ACTING JUDGE NKOSINATHI NKONYANE N.O.

1st Respondent



CHRISTOPHER ZWANE

2nd Respondent



Civil Case No. 2951/2005

Coram: S.B. MAPHALALA-J

For the Applicant: MR. S. SIMELANE

For the Respondent: MS X. HLATSHWAYO




RULING

(16th March 2006)




[1] The Second Respondent has raised from the bar a point in limine to the effect that the Applicant's application is bad in law in that it lacks all necessary averments to support an application for review. In this regard it was contended that the averments in the Founding affidavits fall short is satisfying the purpose of review proceedings that the Applicant is aggrieved by the method used by the court during the proceedings. In this regard the court was referred to the authority in Herbstein and Van Winsen, The Civil Practice of the Supreme Court of South Africa, 4th Edition at page 932 where the following is stated:


"The reason for bringing proceedings under review or appeal is usually the same, to have the judgment set aside. Where the reason is that the court came to a wrong conclusion on the facts or the law, the appropriate procedure is by way of appeal. Where, however, the real grievance is against the method of the trial, it is proper to bring the case on review".


[2] The court was further referred to the legal authorities of Davenish GE, Administrative Law and Justice in South Africa, Butterworth (2001 at page 427 and the case of Lonsey Veloso vs A.E. Wolmaras, The Chairman Disciplinary Enquiry Standard Bank of Swaziland Limited - High Court Case No. 932/1998.


[3] On the other hand Mr. Simelane for the Applicant relied on what is stated by Tebbutt J A in the Court of Appeal judgment of Takhona Dlamini vs President of the Industrial Court and another Case No. 23/1997 to the effect that permissible grounds of review at common law include unreasonableness, gross unreasonableness, the fact that the decision of the court was reached arbitrarily or capriciously, or mala fide or that the court took into account irrelevant consideration or ignored relevant considerations or the fact that the court failed to apply its mind to the entire evidence based before it, or the fact that the decision was so unreasonable as to warrant an inference that the court did not apply its mind to the evidence and error of law.


[4] The court was further referred to the cases of Standard Bank vs Thembi Dlamini and another, High Court Case No. 3420/2000 and the South African case of Kabuika and another vs Minister of Home Affairs and others 1997 (4) S.A. 341. In this respect the court was referred to paragraphs 9.1, 10.2.5, 11 and 12 of the Applicant's Founding affidavit as evidence that the decision of the court was grossly unreasonable so as to give to the inference that it did not apply itself to the evidence before it and that the court ignored relevant considerations and failed to apply its mind to certain relevant considerations but took into account irrelevant considerations.
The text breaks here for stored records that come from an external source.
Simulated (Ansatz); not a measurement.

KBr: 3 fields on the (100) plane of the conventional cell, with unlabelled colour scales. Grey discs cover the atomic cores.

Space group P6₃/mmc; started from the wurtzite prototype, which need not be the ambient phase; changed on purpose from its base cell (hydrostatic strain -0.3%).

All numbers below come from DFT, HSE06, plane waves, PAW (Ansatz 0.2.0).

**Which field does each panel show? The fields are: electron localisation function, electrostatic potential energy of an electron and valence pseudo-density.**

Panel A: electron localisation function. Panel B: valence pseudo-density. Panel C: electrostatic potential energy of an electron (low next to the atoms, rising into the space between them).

[5] It appears to me that on the basis of the legal authorities cited for the Applicant and the paragraphs in the Founding affidavit I have been referred to that the Applicant has advanced grounds of review competent at common law. In the result, I find that the point of law in limine has no merit and therefore the matter ought to proceed to the merits. Costs reserved to the merits of the case.